This is because we are a forward looking community and have left those days of strife and poverty far behind. We have re-invented ourselves and the results are there for everyone to see.

But let me enumerate some of the reasons why I am proud to be a Sindhi :

Like most Sindhis, our family too has risen from the ashes and achieved a certain level of success. For 20 years, we lived in a Thane chawl which had public toilets. This means we value our success all the more because we know what it meant not to have enough money for my father to buy me a cricket bat at age 16.

Having experienced first hand, the violence of partition, we Sindhis are a peace-loving community. Never have we been involved in any type of riots or public disorder. Sindhis are a gentle race and I like that I am one of them!

A sindhi will never beg. He will sell handkerchiefs in a crowded local train; his wife will make papads at home to make some extra money, but no Sindhi will be caught begging. This trait of seeking financial independence through entrepreneurship is a common trait in our community.

From being a poor student, I went on to get a scholarship to go the USA where I got my master's degree. My efforts were a result of seeing my father (and so many first generation Sindhis) work hard and honestly.

Sindhis are a happy, prosperous, handsome community. We are a fun-loving people who find it easy to laugh. We can laugh at ourselves too – never taking ourselves too seriously. This gives us unparalleled abilities as diplomats and diffusers of tension.

Sindhis are from one of the most ancient civilization in recorded history. Muan-jo-daro.

For generations, we have been exposed to a unique confluence of many religions. Our base is Hinduism but we are no strangers to Muslim, Sufi, Sikh, Buddhist, Pashtun, Parsi and other religious philosophies.

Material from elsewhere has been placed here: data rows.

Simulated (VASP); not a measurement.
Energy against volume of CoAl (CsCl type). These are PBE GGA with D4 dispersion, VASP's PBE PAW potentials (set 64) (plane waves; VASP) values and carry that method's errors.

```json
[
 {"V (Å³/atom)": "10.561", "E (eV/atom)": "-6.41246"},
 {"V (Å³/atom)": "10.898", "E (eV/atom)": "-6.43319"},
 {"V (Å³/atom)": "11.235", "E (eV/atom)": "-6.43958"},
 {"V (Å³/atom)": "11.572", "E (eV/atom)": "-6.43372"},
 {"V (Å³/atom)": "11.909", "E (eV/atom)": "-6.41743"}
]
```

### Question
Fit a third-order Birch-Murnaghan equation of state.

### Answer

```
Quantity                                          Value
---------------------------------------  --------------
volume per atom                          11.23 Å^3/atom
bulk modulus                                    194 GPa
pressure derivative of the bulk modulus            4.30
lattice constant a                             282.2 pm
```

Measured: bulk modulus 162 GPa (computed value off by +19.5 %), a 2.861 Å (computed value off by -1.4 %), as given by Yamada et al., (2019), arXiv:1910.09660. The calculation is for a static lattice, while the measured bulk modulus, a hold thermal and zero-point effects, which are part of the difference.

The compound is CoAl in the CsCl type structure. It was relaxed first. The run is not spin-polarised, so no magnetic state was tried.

Gone are the days when I was laughed at for being a Sindhi. My family spent the first 20 years after partition in a Thane chawl where everyone else was Maharashtrian. How often was I teased 'Papad Khau', 'uprya' (uprooted), etc. But this is now all changed. Sindhis have earned a name for themselves as a cultured, educated community and have assimilated themselves in Indian society.

Sindhis are at the forefront of inter-caste marriages and our is probably the most welcoming community in this regard.

To me, it is a privilege to be born in India and being a Indian Sindhi is like 'sone pey suhaga'!